Hundreds of migrants attempting to reach Italy drowned after two boats capsized off the coast of Libya yesterday (Aug. 28). Today, some 160 bodies were found floating in the sea and 40 were found inside a fishing boat where they were apparently trapped when it sank, according to Doctors without Borders. Rescuers managed to save 201 people, most of whom have now been sent to a detention facility.
Europe’s migration crisis is not abating. The deaths, when confirmed, will add to the toll of 2,300 people who have already died trying to reach Europe by the Mediterranean this year, according to the International Organization for Migration. The biggest share of the dead come from sub-Saharan Africa.
Ongoing violence in East Africa and the Middle East has swelled the ranks of refugees attempting to cross the Mediterranean to Europe, which the United Nations describes as deadliest migration route in the world. Meanwhile, Italy’s Mare Nostrum naval rescue program, responsible for many rescue operations, has been replaced by a cheaper and more limited European Union version, Operation Triton.
The capsized boats carried around 400 passengers from throughout sub-Saharan Africa, Syria, Pakistan, Morocco, and Bangladesh, a security official told Reuters. Many of the bodies were left overnight in the sea because Libyan coastguards did not have enough light to work.
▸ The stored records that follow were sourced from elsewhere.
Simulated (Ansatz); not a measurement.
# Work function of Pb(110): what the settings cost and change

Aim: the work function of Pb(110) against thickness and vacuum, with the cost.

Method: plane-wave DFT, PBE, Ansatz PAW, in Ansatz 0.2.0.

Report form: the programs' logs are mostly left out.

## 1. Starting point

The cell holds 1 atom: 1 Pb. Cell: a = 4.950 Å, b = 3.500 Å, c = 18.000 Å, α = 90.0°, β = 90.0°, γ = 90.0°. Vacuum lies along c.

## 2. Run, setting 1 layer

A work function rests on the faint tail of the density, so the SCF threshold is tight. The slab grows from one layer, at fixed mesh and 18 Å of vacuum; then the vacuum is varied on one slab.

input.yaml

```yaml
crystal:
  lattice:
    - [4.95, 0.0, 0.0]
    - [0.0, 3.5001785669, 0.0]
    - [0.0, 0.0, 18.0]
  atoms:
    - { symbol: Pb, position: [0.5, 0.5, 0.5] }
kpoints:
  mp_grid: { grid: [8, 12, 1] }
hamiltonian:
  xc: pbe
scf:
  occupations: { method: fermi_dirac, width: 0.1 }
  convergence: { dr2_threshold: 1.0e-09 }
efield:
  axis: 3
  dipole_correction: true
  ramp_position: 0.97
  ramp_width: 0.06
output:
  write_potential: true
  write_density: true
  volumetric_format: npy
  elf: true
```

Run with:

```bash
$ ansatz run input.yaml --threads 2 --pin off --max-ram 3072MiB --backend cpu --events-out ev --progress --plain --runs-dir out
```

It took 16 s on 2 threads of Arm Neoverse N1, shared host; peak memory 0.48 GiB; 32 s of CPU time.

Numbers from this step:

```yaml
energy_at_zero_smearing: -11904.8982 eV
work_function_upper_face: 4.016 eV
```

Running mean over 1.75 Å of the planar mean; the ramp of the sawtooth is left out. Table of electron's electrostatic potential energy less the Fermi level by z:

Libya has turned into a major transit point for migrants trying to reach Europe, with the town of Zuwara near the Tunisian border a popular smuggling point. Those who are caught are often kept in overcrowded detention centers for months. And for those that make it into Europe, dangers remain. More than 70 refugees were found dead in a truck abandoned in Austria this week, apparently from asphyxiation.